In your uncontroversial option, where are these mappings between names stored? We take a pretty extreme view on security and privacy threat models. In our threat model, if your device is compromised (and you are not logged in). We want the attacker to not be able to learn anything about your data, metadata (file names, sizes, directory structure) and, critically, your social graph. That is all hyper sensitive data upon which lives can depend. Functionally though, that kind of mapping is exactly what we have planned for our address book, except it will be stored in peergos.

ACLs

Please don't think Cryptree is "just encrypting the data". There is sharding, padding, meta data encryption, directory topology obfuscation, the list goes on. Typical (d)app developers should not be writing this kind of code because they will get it wrong. (Along the same lines of don't roll your own crypto)

However, a solution that is even more secure

It is not more secure. You are claiming that a system that removes encryption at rest is more secure. There are many relevant threat models where this false, and this is why most user devices these days encrypt their data at rest. As you say later, it complements at-rest encryption. We actually use this already for a small amount of temporary data (pending follow requests) in Peergos that is sensitive, because it is the only part vulnerable to a large enough quantum computer (because it is asymmetrically encrypted and CSIDH isn't standardized yet). We make anyone who wants to download it prove cryptographically that they are allowed to download it. This leaves it vulnerable to someone with a large quantum computer now, but safe against someone who merely gets a quantum computer in the future.

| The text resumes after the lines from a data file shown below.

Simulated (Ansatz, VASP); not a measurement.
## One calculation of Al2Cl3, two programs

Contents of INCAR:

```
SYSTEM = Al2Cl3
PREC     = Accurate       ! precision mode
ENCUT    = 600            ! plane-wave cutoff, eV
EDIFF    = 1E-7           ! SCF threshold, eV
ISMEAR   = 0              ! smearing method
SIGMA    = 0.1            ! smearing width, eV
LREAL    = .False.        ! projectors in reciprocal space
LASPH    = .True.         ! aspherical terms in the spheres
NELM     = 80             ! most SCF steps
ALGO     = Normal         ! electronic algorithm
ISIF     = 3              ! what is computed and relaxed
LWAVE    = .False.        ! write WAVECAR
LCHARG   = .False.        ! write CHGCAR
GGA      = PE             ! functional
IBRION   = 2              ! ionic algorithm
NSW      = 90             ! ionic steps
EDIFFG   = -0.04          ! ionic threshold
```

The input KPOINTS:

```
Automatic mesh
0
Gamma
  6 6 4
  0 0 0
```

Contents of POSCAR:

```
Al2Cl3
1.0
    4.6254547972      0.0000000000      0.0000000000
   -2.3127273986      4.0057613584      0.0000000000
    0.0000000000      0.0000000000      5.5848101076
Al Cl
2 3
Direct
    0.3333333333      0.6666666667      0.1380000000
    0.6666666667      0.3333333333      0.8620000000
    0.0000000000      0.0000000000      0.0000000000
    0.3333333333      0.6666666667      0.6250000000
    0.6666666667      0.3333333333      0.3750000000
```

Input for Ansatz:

Additionally, people who want to build systems for mutable and collaborative data such as CRDT-based documents can't really use Cryptree.

This is incorrect. We've designed our structures from the ground up with CRDTs in mind, and indeed we plan on layering a CRDT on top of cryptree for collaborative document editing (inside the encryption). At one point we were considering making cryptree itself a CRDT, but we're not convinced it's possible with sensible semantics for a filesystem. Multiuser CRDTs generally also leak a lot of metadata, which is why we've decided to put them inside the encryption layer.

On the topic of boosting cross-application compatibility. We are very close to being able to let people write a dapp, which consists of nothing but html5 and JS, which is deployed by simply uploading to peergos, and can be made public or shared privately. These dapps get all the benefits of solved identity, privacy, security, access control and huge file support that we have already solved for free, and run in their own sandbox.

I want a simple scheme, that solves the "add me on Twitter I'm @ianopolous problem" at parties. By simple I mean I want to be able to write mathematical proofs about it's properties and security.

I'm pretty sure that solving this problem in a way that gives unique, choosable (e.g. you can choose @ianopolous), and non-consensus names is impossible (i.e. maps to the CAP theorem). Which of these properties is required for a given application is debatable and so creating a single system that solves this problem universally is not realistic. I can see that Peergos is hoping for a consensus-based solution to this problem, and IPFS should respect that option but it's certainly not the only option.

where are these mappings between names stored

On the users' device. This is just a local mapping (e.g. I store your name as "Ian-Peergos" because I already know another Ian, but one of your neighbors might store you name as simply "Ian"). This local mapping doesn't even need to be exposable over IPFS (although enabling users to share parts of this local address book seems reasonable as well). If we're following the rubric from above this gives us choosable names that are non-consensus but also not unique (just like the address book on your phone or email).

As you say later, it complements at-rest encryption.

Yes, given that encryption may be provided on-top of IPFS and all blocks added to IPFS are automatically publicly requestable via Bitswap it seems like adding some ACL layer can be a helpful layer of security.

Typical (d)app developers should not be writing this kind of code because they will get it wrong.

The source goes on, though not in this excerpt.